I'm at war. And at the moment, I feel like I'm losing.

I'm at war with my body, my mind, my emotions. I'm at war with my motivation, my self-esteem, my will power.

My body first:

I have psoriasis. I don't talk about it much, but some people out there might know this. It makes my scalp a living HELL. It hurts, itches, feels like it's too small for my head, and then showers me with yellowish-white flakes that make me look like I haven't showered in weeks. I can't seem to get rid of it. Somedays are worse than others. Lately it's been rough.

It's also invading me in other places that I'd rather not discuss. Arrrrr.

I hate my hair, but I never did care about my appearance, so that's not a huge concern.

I've been constantly hungry lately. Like all the time...I eat a meal, I'm still hungry. And I don't want to eat! I know that my body can't possibly need that much food, and I know that all it is doing is making me fatter and fatter. But I just feel like I need to eat constantly. I'm hoping that I'll eventually run out of food and my body will just have to deal with that. I've resolved not to buy food at wollaston's anymore unless absolutely necessary. So until Beck takes me grocery shopping, there will be no new food.

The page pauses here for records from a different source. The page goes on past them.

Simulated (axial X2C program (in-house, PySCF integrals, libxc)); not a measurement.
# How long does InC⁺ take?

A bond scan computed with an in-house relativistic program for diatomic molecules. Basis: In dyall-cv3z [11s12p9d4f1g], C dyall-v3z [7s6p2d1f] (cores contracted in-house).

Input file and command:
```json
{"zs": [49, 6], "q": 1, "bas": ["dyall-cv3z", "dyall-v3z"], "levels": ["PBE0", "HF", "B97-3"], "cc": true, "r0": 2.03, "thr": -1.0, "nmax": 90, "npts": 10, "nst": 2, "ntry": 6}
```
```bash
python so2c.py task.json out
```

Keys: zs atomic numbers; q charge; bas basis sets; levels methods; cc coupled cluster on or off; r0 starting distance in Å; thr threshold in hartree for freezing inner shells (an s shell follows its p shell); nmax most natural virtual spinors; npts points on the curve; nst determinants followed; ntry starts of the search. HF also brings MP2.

My digestive system has been fucked up. Nobody wants to hear about that though. :-P

For a day I thought I was getting mono because my side hurt, very dully, in a place that I understand to be about where the spleen is. Plus I had this weird pain in my throat too. I was tired, but I'm sure that's because I don't sleep enough. That wasn't fun.

I thought I was going to keel over yesterday, I was so tired. I only slept 6 hours. If you know me, you realize this is a BAD idea.

But it's mainly the food thing that's bothering me most. Damnit! stop! Arg.

The inner me:

I don't know what the problem is but I feel very unwanted, unloved and mostly unfulfilled. I remember when I was younger I yearned to be somebody's favorite person. I was never really anyone's favorite person until I met Linda my sophomore year. And that was absolutely incredible for me. I love reading my journal entries from that time. And after her, I didn't feel like I needed it as much. I grew a great deal. I've always said that she built me. Now it's nice to be told that I'm loved, but I generally have what I need, and know that I do. But right now...I am wondering about things.

It seems like nobody is having much time for me lately. I try to talk to people and they're unresponsive. Very few people have sought me out because they want my company. And I'm having a hard time with it.

I seem to be nearly unable to motivate myself to do my work, and I'm hating myself because of that.

I'm not doing what I need to be doing for myself. I'm not going to bed when I say I'm going to, or doing anything that I should be.

I'm giving into a lot of little guilty pleasures that I later regret, and yet I can't stop myself.

I am feeling very worthless....and all of this crap about people not making time for me....and my inability to meet new people and make them want to be close to me. I wonder what it is about me that people don't feel drawn in by. I wonder what's wrong with me.

And I know that there are people reading this, just waiting to tell me that there's nothing wrong with me, and that I'm an amazing person, but I've heard all that. I'm sick of it. It's banal. And I still feel like there's something seriously wrong with this...this presentation.

I always think that people would like me if they knew me, but maybe that's the problem. Maybe I like myself too much and I'm too unwilling to change that....maybe there are things that need to be changed. Maybe there is something wrong.

I'm at war right now. I can't get out of my own way. I am not sure what I want to do about it. I know that there are things I should be doing. I should suck it up and do my homework, and go to the gym, and write, and think, and talk, and enjoy. But, I'm sort of in a rut, and at least today, those things seem really difficult.

I remember a time, my junior year, when I couldn't force myself to do anything. I had just lost the most amazing thing I'd ever known, and I was completely hopeless. I didn't do the work I should have done. I was failing at living, at being perfect, at everything. I cried at night. And eventually I was fine.

It has been such a roller coaster. And right now things really aren't that bad....so I wish I could just find some peace.